Thirty years ago this year, Frank Sinatra recorded his emblematic song, "New York, New York." Today, the lyrics resonate with New Yorkers, multi-generations of Americans, and the millions who dream of one day visiting or living in the greatest city in the world.
NYC & Company, the city's official marketing, tourism and partnership organization, reports that in-bound travel to New York City in 2009 is likely to top 45 million visitors, a stronger performance than was earlier anticipated because of the recession, proving once again, that New York City is a vibrant travel destination for visitors and that even in hard times, New Yorkers always manage to make this city a thriving place, admired by millions who live here or hope to visit.
The people who come to New York City are innately "a part of it," just like Sinatra said. This year, Meb Keflezighi became the first U.S. citizen to win the ING New York City Marathon in twenty-seven years. He finished the 26.2 mile run with a huge American flag flapping proudly in his hands. Keflezighi proceeded to kiss the ground at the Central Park finish line. But Keflezighi is not American-born. He was born in Africa and became a U.S. citizen in 1998. He became an American and triumphed in New York City, proving that this city is the place for dreams to come true--for new comers and legendary institutions.
The New York Daily News called it "Pinstriped Pandemonium" this fall, referring to the crowd decked in classic Yankees pinstriped paraphernalia and their booming reaction in the Bronx when the Yankees won their 27th World Series Title. Fans from every borough had a chance to cheer the World Series Champions all the way from Battery Place and Broadway to City Hall at the November 9th parade.

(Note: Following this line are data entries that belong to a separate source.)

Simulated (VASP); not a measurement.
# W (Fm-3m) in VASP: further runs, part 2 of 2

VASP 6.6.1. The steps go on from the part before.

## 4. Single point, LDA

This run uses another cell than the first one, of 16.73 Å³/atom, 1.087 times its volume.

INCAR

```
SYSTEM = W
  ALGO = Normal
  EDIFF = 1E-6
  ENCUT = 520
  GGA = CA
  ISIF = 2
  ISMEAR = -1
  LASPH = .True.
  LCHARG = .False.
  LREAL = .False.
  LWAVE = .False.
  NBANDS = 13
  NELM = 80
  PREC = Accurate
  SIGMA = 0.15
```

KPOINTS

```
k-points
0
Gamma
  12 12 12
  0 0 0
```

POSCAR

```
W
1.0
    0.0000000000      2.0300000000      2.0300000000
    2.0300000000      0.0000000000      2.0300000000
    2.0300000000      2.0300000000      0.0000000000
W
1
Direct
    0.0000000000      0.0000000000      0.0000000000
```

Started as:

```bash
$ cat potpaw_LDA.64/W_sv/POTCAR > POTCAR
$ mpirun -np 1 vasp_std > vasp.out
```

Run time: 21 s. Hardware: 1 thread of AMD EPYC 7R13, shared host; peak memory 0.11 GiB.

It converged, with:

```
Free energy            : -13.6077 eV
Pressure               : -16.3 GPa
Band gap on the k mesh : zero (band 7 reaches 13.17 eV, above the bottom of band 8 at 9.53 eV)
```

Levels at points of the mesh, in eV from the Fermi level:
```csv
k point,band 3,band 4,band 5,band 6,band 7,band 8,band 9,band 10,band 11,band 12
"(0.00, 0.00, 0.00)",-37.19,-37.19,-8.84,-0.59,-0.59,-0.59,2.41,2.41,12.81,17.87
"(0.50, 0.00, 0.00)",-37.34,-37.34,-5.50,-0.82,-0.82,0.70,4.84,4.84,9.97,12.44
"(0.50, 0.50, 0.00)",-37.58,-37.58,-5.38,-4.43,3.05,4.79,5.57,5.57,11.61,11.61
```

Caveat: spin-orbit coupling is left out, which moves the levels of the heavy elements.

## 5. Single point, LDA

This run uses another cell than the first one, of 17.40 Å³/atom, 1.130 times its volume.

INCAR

Baseball clubs and, yes, even football franchises, hope for dynasties, three-peats or sweeps, but it takes a legend to make it all the way to an iconic 75th anniversary in this city. The famed Apollo Theater in Harlem is celebrating its 75th birthday after opening its doors in 1934. Since that time, the Apollo Theater has become a champion of cultural giving and a creative icon for Harlem, New York City, and the country. Performers like Ella Fitzgerald, Billie Holiday, Michael Jackson, Lauryn Hill, and Alicia Keys are all part of the Apollo's legend in our city. And for those seeking fame and trying to "make it" here, the nationally-known "Amateur Night at the Apollo" continues to provide that opportunity.
The Apollo celebration started in January led the way for others. In February, Alice Tully Hall, the Lincoln Center 1960s-era premier Concert Hall, went from a construction site to a place of rejuvenation. The architects' goal for the renovation was to make Alice Tully Hall more connected to the city, more open and welcoming to pedestrians. This is what our city's landmarks have stood for since the beginning. Central Park officially opened 150 years ago this year and this urban public park, too, was designed to flow openly--for everyone.
Modern versions of these concepts are finding their way into the New York City lexicon. There is an innovative place in the city that just completed an entire year of being in business. It's on the cutting edge. It has everything. Twenty-two restaurants, children friendly, free Wi-Fi, ample seating or a place to lie down for a relaxing massage. It's JFK's JetBlue terminal. Sure it gets buzz for its approach to customer service but that's not only what distinguishes it. What makes this terminal important is how it was developed to welcome people to our city. This concept of welcoming tourists is critical. For example, we know that international travelers make up 20% on average of our city's tourists. But the key is, they stay longer and spend more. Tourism is a vital part of our city's economy and welcoming our guests in new and innovative ways is a good idea and good business.
Possibly New York City's most important anniversary this year is credited to Henry Hudson who in 1609 boarded his Dutch vessel, Halve Maen, to a place called New Amsterdam, later New York. The 400th anniversary of Henry Hudson's discovery of Manhattan was marked by wonderful city-wide celebrations including the Metropolitan Museum of Art's Johannes Vermeer exhibit, the New Island Festival and the unveiling of the New Amsterdam Plein & Pavilion at Battery Park and other events all year long. Ironically, this year the Hudson River was the site of an event of upmost exuberance when Capt. "Sully" Sullenberger safely landed U.S. Airways flight 1549 in the Hudson River, saving the lives of 155 people on board. An event dubbed by some as the "Miracle on the Hudson."
In a city sometimes known for its toughness and grit, there is always a great deal of hope. The world is reminded of that each New Year's Eve when an estimated 500,000 people from all over are welcomed to watch a Waterford crystal ball drop at the stroke of midnight; disparate people together in Times Square enjoying a celebration of all good things to come in the New Year. To every New Yorker, our holiday visitors, and every admirer of New York City, have a happy, safe and healthy New Year.
Jonathan Tisch is Co-Chairman of the Board for Loews Corp., Chairman and CEO of Loews Hotels and host of television's "Beyond the Boardroom with Jonathan Tisch."